Announcement Announcement Module
No announcement yet.
JdbcCursorItemReader / DB2 - limited rows read before out of memory Page Title Module
Move Remove Collapse
Conversation Detail Module
  • Filter
  • Time
  • Show
Clear All
new posts

  • JdbcCursorItemReader / DB2 - limited rows read before out of memory


    I'm using the JdbcCursorItemReader for some benchmarking exercises against a very large table in DB2 (type 4, z/OS connect).

    While the benchmarks are fast, I'm having an issue with memory....

    I'm only able to process about 64000 rows before I get an out of memory error... it's not from the framework but I'm wondering if anyone has seen this and hopefully has a workaround? This is java 1.6.0_03.

    ( just has a while loop doing JdbcCursorItemReader read()s)


    Exception in thread "main" java.lang.OutOfMemoryError: Java heap space
    at java.util.Arrays.copyOf(
    at org.springframework.batch.item.database.JdbcCursor ItemReader.doRead(
    at Driver.main(
    Edit/Delete Message

  • #2
    i also facing a bit problem while using mysql. The problem I face is when I start the step which using the jdbccursor to read a very large table, it has to wait a very long time before it really start to read. If I didn't set the fetchsize will hit the java heap space error. Did you set the fetchsize? Hope will help


    • #3
      The rows actually start returning quickly for each for processing.

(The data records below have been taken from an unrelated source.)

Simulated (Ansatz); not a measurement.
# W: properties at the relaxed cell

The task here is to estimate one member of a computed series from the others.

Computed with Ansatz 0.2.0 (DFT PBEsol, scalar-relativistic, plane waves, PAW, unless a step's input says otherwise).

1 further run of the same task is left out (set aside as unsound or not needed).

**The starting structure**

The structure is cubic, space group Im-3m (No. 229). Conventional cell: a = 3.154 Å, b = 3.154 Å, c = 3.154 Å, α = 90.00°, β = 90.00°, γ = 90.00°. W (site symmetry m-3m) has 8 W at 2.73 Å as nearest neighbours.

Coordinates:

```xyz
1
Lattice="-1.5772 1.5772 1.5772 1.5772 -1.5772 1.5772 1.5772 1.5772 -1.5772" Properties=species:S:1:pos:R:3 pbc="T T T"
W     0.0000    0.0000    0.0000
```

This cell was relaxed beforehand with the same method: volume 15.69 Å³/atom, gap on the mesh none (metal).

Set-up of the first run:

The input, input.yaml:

      I've played with the fetchsize.. making it larger and smaller... it doesn't seem to have any effect.... always terminates with the out of memory after the same number of rows are returned to be processed.

      I'm guessing it it something in the DB2 driver.

      It's disappointing since this defeats the purpose of using JdbcCursorItemReader to begin with. We've started looking at the driving query based readers.

      I have mySQL but haven't tested there. I may get to it, just to confirm it's a driver issue. I'm guessing people use this every day with far more than 65,000 rows for batch processing.


      • #4
        I know a few other projects that have had issues with cursors in DB2 on massive datasets, so I'm not surprised. In fact, it was the original reason for the creation of the DrivingQuery readers. You may also want to look at the new paging readers that Thomas has committed in M2. They're functionally very similar to the DrivingQueryItemReader (although not limited to just keys), but also page, allowing much larger datasets to be used.


        • #5
          Thanks Lucas.

          We'll take a look. The main concern with DrivingQueries is the key, which we don't have on a number of our largest tables. The paging readers may be just the thing we need.


          • #6
            What is the real problem?

            I'm a bit curious about this problem.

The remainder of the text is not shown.